From my weekly email to my parishioners:
At the time of writing you this morning, the US 2020 election has yet to be definitively called. Many of us are waiting on the final results with a mix of anxiety, hope, and determination, held in tension with prayer.
We are assured through our prayer that, no matter who might be in charge of our government, Jesus is Lord.
This is not a simple statement to make. Jesus was Lord even as his apostles were martyred, Jerusalem sacked, and while Rome burned. Jesus was Lord during the American Revolution, the American Civil War, the slave trade, the civil rights marches, and 9/11.
To say that Jesus is Lord is true throughout all ages and it does not determine that each moment of our history is aligned with his will. Jesus was Lord through two world wars, and the genocide of his people. Our Daily Office readings this week come from the Revelation, which wrestles colourfully with this division between the kingdom of heaven and our lived experience.
Jesus is Lord and his name means Saviour. This is our hope, our comfort, our encouragement, and our challenge.
To proclaim that Jesus is Lord is to accept his marching orders: to bring good news to the poor, to heal the sick, free the captives, offer hope to the broken-hearted; to love mercy and to do justice, walking humbly with God; to seek and serve Christ in all persons, and respect the dignity of every human being.

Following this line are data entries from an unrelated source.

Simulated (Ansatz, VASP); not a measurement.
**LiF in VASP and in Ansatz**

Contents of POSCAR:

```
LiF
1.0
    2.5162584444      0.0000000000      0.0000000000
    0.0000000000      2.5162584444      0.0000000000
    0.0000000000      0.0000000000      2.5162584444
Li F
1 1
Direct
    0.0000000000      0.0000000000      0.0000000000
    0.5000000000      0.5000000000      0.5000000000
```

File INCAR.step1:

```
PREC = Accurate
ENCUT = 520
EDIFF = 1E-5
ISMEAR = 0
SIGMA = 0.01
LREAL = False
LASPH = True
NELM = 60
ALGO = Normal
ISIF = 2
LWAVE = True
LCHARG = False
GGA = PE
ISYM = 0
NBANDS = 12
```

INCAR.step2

However this election is decided, and however each of us is affected by the result, for better or for worse, personally and even profoundly, our work as Christians is determined by our allegiance to Christ.
On Sunday I left you with a blessing from Henri-Frederic Amiel, and an addendum of my own. Amiel wrote:
“Life is short.
We don’t have much time to gladden the hearts of those who walk this way with us.
So, be swift to love and make haste to be kind.”
And I added:
“Life is eternal. Let us live as we mean to go on.”
Jesus is Lord. His name means Saviour. His mercy endures forever.